The Fresh Loaf

News & Information for Amateur Bakers and Artisan Bread Enthusiasts

Bowl covered loaf vs. uncovered - big difference!!

Nickisafoodie's picture

Bowl covered loaf vs. uncovered - big difference!!

Boule covereduncovered on left


I made one large 7 pound recipe for two loaves (Hamelman's "Vermont Sourdough with Increased Whole Wheat").  Given they were 3.5 lbs each I baked one at a time. Both were retarded 13 hours in the fridge (okay, one was 12 and one was 13 hours) then placed directly on the hot stone after slashing, steam used first 12 minutes.

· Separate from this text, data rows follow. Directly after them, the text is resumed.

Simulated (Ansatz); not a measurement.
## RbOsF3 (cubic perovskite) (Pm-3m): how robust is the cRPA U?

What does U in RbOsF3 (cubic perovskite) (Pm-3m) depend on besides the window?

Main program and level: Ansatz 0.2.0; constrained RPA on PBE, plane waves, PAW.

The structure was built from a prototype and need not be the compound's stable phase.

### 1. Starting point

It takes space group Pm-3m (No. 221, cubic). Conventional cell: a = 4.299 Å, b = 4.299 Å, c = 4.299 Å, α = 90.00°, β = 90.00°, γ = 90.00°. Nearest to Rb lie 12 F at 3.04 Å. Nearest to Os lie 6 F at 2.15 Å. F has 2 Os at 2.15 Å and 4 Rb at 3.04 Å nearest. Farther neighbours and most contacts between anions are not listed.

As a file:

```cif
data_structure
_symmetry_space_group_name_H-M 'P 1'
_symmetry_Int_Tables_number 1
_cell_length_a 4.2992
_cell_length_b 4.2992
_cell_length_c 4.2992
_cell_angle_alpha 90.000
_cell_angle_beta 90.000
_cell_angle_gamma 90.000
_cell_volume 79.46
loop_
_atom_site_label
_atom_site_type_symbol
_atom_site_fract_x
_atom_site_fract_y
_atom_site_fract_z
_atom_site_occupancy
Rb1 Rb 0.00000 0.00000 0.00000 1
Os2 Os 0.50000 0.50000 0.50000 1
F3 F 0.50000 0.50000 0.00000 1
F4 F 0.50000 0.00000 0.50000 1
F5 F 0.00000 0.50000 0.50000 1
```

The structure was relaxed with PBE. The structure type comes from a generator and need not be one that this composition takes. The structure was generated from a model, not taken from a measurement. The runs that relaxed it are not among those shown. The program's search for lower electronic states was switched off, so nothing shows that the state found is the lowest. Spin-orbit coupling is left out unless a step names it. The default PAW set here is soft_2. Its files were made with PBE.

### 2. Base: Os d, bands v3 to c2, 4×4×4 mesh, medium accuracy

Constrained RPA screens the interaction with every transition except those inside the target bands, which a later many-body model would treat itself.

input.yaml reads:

The first loaf used a large stainless bowl covering for the first 15 minutes of baking.  When removing the bowl some of the dough stuck to the side and pulled away, but it finished nice and the tear is not too noticable.  Thus my decision to bake the second loaf without the bowl - a big mistake (on the left in the first picture and in the single shot picture). 

You can see how the bowl made the first loaf on the right better looking with tiny bubbles and a nice crust.  The "mistake loaf" on the left and bottom has a dull looking crust in addition to a demarcation line about one inch up the side and all over the bottom which essentially matches the look and sheen of the crust from the first covered loaf.  The better looking blisters and color must be from the heat of the stone which can be seen when looking at the side of the loaf.   The top part of the uncovered loaf in the second picture doesn't have the nice color and tiny bubbles on the skin that the covered one has. 

I expect them both to look and taste the same when they cut on Thanksgiving- but visually speaking (and poor slashing technique aside) the loaf on the right looks much better.  So my take away is to stay with a covered loaf going forward. 

One other thought that surprised me: the oven spring was better on these breads coming right out of the refigerator and into the oven than those of the past where I would take them out one hour to warm up at room temp while the oven was preheating.  The chilled dough seems to not spread out to lower height and wider loaf by keeping the pent up energy intact until released by the heat - resulting in a higher rising loaf than otherwise. 

Happy Thanksgiving all...


Floydm's picture

For a mistake that still looks pretty good, but I do see what you mean about how nice the other loaf looks.  I'll be curious if you notice the prettier one having a thinner, flakier crust too.

Happy Thanksgiving!   

longhorn's picture

The dull blah crust is typical of bread baked in an oven with low humidity. It will taste good but the aesthetics are $^*#@. The bowl/cloche approach gives results that are hard to beat (or equal for that matter) in a conventional oven. If one doesn't use the cloche/bowl/Dutch oven approach steam generation is mandatory to get great crust (and even oven spring). There are several good ways on this site is hard to generate and keep enough steam to give an equivalent look! Several on this site doe well (like Shao Ping and David Snyder, among others) is so much easier with a cloche/bowl!

I agree with Floyd, your mistake looks pretty good!

Good Luck!


Mebake's picture

Wonderful breads, nontheless, Nick!

Crumb shots?


Nickisafoodie's picture

Thanks for the feedback. Mebake, I do not have a crumb shot as 20 people gathered over two days- and all is gone.  They raved over it and flavor was very good, esp toasted. there were nice and irregular holes largest the size of a pea, but nothing like a ciabatta or other loaves that have been posted on this site.  Next time I will add caraway or black charnushka seeds and officially call it rye sourdough.  Best to all...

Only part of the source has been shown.